Aprilia: A wing creates downforce...

'The [FIM] gave its OK looking at the part and saying, 'if you say it's for cooling the tyre, then I think it's OK'. I think we need to raise the level' - Massimo Rivola, Aprilia.
Aprilia: A wing creates downforce...

As the wait continues for a verdict from the MotoGP Court of Appeal regarding Ducati's swingarm spoiler used in Qatar, Aprilia has further explained its opposition to the device.

The factory joined Honda, Suzuki and KTM in filing the initial (rejected) protest against the Ducati part, subsequently elevated to the Court of Appeal.

Aprilia are adamant the part should not be allowed since they were previously told a device in that area (which is not covered by the fairing 'Aero Body' rules) could only be used for water deflection and they are certain it creates downforce.

"We were clearly told that a device fitted in that area should not have an aerodynamic purpose, and would have been taken off if it was dry. So we stopped thinking about anything in that area," technical director Romano Albesiano said at the weekend's Aprilia All Stars event.

"We were really surprised that a wing fitted in that area was allowed."

After the final pre-season test in Qatar new guidelines were issued to the teams, but Albesiano said these still excluded downforce parts mounted on the swingarm.

"It was clearly said that a device fitted in that location should not be designed to create downforce. Downforce is one of the aerodynamic effects mentioned, and the purpose of downforce is grip. A wing creates downforce," he said.

On just how much downforce it might create, Albesiano replied: "We did the virtual wind tunnel testing, so called CFD, computational fluid dynamics. We simulated this device in straight line conditions, braking conditions.

"We have figures on the downforce, the drag, and the cooling effect that this device can give. I'm not sure I can give numbers, but from the downforce point of view, it's not negligible, it's something that can make a difference in performance.

"And when the range of riders is separated by hundredths of a second, even a few kilograms of downforce can be a help and make the difference.

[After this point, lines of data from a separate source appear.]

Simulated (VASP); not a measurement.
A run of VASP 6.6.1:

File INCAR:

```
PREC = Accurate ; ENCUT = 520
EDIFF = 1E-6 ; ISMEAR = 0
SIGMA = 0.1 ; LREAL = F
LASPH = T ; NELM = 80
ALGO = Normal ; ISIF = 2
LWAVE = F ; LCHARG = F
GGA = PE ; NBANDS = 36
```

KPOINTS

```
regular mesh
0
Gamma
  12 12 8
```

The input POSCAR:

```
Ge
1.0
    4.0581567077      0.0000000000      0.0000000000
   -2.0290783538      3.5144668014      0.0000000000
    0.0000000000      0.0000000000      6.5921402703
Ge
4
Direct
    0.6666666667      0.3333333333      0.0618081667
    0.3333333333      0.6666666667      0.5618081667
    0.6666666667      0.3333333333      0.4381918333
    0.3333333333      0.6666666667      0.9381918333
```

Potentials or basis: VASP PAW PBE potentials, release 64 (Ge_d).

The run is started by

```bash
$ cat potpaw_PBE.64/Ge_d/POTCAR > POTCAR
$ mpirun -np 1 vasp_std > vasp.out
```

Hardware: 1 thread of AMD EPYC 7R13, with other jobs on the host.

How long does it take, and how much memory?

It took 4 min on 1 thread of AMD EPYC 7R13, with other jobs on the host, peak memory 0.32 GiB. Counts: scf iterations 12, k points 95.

"We still hope that the guidelines will be applied and this device will be banned for the future. Otherwise, if it is allowed, we could do something [similar] based on our experience."

New Aprilia Racing CEO Massimo Rivola suggested that the FIM had taken Ducati's word on the 'tyre cooling' purpose of the device too easily.

"So far the Federation allowed and gave its OK looking at the part and saying, 'if you say it's for cooling the tyre, then I think it's OK'. I think we need to raise the level. When we say about professionalism? Yes, this for me is something which is not acceptable. And I think you can't disagree, to be honest."

As far as a preferred outcome for the protest, Rivola again stated that Andrea Dovizioso should keep his victory.

"We never asked for the race result to be different than it was. Even at the time of the protest and the appeal, that was clear, at least to Aprilia," he said.

"I don't expect something to change in the very short term, but I expect that everybody understands that there is a need for some clarification [in the rules]. I think that the fact that we made this fuss at the first race, I think it's better to do it straight away.

"From my experience in Formula 1, if we decide to go to the aerodynamic field, it will cost a fortune to everybody. Probably for a very little gain, especially in the areas which are now free, like that one attached where it is. And even more, it is very difficult to police."

But as Albesiano pointed out, hundredths of a second makes a difference in the MotoGP classification, meaning even the smallest of gains must be pursued. The Qatar race was won by 0.023s, with the top five riders covered by 0.6s.

The Court of Appeal verdict is due to be announced sometime before this weekend's Argentina MotoGP.